When I’m playing in an RPG and I can tell that the world is basically revolving around the party, I get claustrophobic. That’s the only word I can think of that really matches the sensation. The boundaries of the world shrink. What creatures lurk in this forest? The ones that drive the story forward! What do the major faction in this city want? To hire or kill the party, of course!

Along with this comes the implicit expectation that the DM has put a lot of work into this experience and it would be rude to just drop everything and establish a hog-wrestling arena, even if that would be more entertaining. In a “managed” campaign like this, it feels like the game world is always watching. Long lost relatives and villains from your backstory are always popping into existence at thematically appropriate times. Carefully laid plans are overturned or validated based on whether they “added to the narrative” rather than whether they made sense. Intangible themes and character development arcs hedge you in at every turn, even if only by social pressure.

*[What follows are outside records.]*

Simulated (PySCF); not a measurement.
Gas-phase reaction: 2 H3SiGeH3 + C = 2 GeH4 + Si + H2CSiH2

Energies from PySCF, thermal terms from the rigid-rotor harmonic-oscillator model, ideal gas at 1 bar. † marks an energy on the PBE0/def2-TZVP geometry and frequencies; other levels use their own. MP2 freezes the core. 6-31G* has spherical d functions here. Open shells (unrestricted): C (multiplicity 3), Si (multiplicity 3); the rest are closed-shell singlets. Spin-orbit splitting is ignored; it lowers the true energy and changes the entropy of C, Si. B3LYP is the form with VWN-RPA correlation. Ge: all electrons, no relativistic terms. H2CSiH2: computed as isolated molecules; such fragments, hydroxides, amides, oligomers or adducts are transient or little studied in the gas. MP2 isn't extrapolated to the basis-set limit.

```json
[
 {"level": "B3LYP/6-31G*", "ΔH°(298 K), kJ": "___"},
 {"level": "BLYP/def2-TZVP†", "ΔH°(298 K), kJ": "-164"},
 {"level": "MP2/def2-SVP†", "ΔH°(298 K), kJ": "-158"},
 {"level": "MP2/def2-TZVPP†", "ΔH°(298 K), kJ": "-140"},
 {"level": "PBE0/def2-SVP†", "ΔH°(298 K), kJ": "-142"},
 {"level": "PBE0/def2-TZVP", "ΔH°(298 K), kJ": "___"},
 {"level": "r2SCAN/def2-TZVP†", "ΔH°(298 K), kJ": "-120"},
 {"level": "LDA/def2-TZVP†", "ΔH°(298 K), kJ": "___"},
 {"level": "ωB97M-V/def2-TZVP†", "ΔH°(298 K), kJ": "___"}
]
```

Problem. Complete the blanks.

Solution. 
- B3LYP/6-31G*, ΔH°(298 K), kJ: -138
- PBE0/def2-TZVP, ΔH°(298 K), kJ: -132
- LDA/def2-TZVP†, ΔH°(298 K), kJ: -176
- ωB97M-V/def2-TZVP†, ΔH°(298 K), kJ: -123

Maybe what it comes down to is that I like exploring, understanding, and manipulating systems (like the rules of a fictional world), while in managed campaigns you’re really trying to understand and anticipate a person, the DM. I find that deeply off-putting, for reasons that probably reveal more about me than anything else. I like my game worlds as open, adventure-dense, and utterly uncaring as possible.

But I can’t be the only one who actively avoids the main quests in Elder Scrolls Games, right?